I've been trying to get through without success for over an hour. Is the 
content there mirrored somewhere? Is there an alternate, preferably in FAQ 
format?

I have a pair of HDs partitioned with 14 identical partitions each, 7 of 
which on each make up 1 of 2 partitions making up 7 md devices. The seven md 
devices were originally configured through openSUSE installation's YaST2. I 
made a clone of the whole of one HD. This clone I want to attach to another 
machine simply to copy the files from one partition's EXT3 filesystem that is 
a component of md7 on the original machine.

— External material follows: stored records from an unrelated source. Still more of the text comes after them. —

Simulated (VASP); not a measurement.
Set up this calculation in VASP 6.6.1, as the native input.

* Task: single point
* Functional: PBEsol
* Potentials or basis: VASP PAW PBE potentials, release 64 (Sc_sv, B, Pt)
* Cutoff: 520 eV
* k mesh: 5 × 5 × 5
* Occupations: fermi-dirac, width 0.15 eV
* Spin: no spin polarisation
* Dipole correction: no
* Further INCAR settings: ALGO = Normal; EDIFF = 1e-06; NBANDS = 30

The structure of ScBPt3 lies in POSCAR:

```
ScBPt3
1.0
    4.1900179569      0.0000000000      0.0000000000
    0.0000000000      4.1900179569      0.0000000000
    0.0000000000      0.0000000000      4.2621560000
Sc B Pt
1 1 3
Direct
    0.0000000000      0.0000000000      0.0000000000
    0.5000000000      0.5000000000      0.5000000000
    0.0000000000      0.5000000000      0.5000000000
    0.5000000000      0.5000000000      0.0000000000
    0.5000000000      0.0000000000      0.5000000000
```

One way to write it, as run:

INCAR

Can I just mount that partition on the other machine RO as an ordinary EXT3 
partition to make the copies, or does that machine need to have a RAID 
"built" or "rebuilt" with mdadm  in order to mount that disks partition as a 
degraded array? Nothing shows up in /dev/mdstat booting with it plugged in, 
even after copying /etc/mdadm.conf from the original machine. I tried 
modprobe raid1, but that didn't seem to affect anything I can tell. Fdisk -l 
/dev/sdb shows me only what I expect, a bunch of 0x83 and 0xfd partitions, 
while fdisk -l produces none of the extra output I'm used to seeing on the 
system with the full RAID1 running.

Problem 2: Looking at the mdadm man page, I really don't understand the 
distinction between build and create, or what a persistent superblock is good 
for.

Help please!
-- 
The husband should fulfill his marital duty to
his wife, and likewise the wife to her husband.
			1 Corinthians 7:3 NIV
VT

^ permalink raw reply	[flat|nested] 2+ messages in thread

* Re: http://raid.wiki.kernel.org/ unreachable - need to "lend" clone of RAID1 HD to another machine
  2011-04-24  1:51 http://raid.wiki.kernel.org/ unreachable - need to "lend" clone of RAID1 HD to another machine Vernon Tonnesen
@ 2011-04-24  2:33 ` John Robinson
  0 siblings, 0 replies; 2+ messages in thread
From: John Robinson @ 2011-04-24  2:33 UTC (permalink / raw)
  To: Vernon Tonnesen; +Cc: linux-raid

On 24/04/2011 02:51, Vernon Tonnesen wrote:
> I've been trying to get through without success for over an hour. Is the
> content there mirrored somewhere?

Google has it cached.

> Is there an alternate, preferably in
> FAQ format?

There are dozens but I couldn't make any particular recommendation.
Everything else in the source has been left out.